NPS and mutual funds are different structures. NPS offers you tax advantage at the time of investing and is a long-term vehicle but caps your exposure in equity to 50-75%
In the first week of April, my bank didn’t accept my Public Provident Fund (PPF) contribution as they noticed its tenure had not been extended (beyond 20 years) and advised that the account be closed and the balance withdrawn. I opened a new PPF account in another bank and contributed ₹1.5 lakh. Later, when I visited my first bank to withdraw, they told me that the term can be extended and they did it. Now I have two PPF accounts. Can I continue with two accounts while ensuring I don’t exceed the annual limit of ₹1.5 lakh?
PPF regulations do not permit any investor to open and operate more than one account. In case anyone does open a second account, the second account is treated as invalid. However, you can get the second account merged with the first account provided you are able to prove that the second account opened was not deliberate. For that, you need to file an application with the Department of Economic Affairs of the ministry of finance. If the second account has interest credited, that will get adjusted and if the total contribution during the year crosses the limit of ₹1.5 lakh in both the accounts collectively, the excess amount will be refunded without interest.
Should I invest in the National Pension System (NPS) or mutual funds in terms of returns? NPS will help me save tax but mutual funds are likely to give higher returns.

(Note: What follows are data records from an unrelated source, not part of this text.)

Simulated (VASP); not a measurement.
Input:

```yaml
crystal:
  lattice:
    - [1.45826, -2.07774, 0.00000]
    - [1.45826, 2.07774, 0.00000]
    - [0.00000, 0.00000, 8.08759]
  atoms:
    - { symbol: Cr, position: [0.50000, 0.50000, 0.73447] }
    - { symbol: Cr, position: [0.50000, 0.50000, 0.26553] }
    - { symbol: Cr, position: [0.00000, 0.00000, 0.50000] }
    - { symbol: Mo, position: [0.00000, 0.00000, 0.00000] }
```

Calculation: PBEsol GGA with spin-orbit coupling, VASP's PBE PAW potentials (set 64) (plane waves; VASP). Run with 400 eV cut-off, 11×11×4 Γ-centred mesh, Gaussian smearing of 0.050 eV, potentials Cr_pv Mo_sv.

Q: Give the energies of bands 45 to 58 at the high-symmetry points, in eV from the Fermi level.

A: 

NPS and mutual funds are different structures. NPS offers you tax advantage at the time of investing and is a long-term vehicle but caps your exposure in equity to 50-75%. Here, mutual funds score high as subject to your risk profile, higher equity exposure can be taken. Mutual funds also offer you liquidity, helping you to plan and manage cash flows better. NPS, on the other hand, can be a good tool to plan your retirement.
For a portfolio structure which is meant for long term with low to moderate risk and higher tax-efficiency, an investor can opt for NPS. For portfolios where higher risk is to be taken, or liquidity is to be planned for emergency corpus as well as to provide for other short- or medium-term goals, mutual funds should be the go-to investment strategy.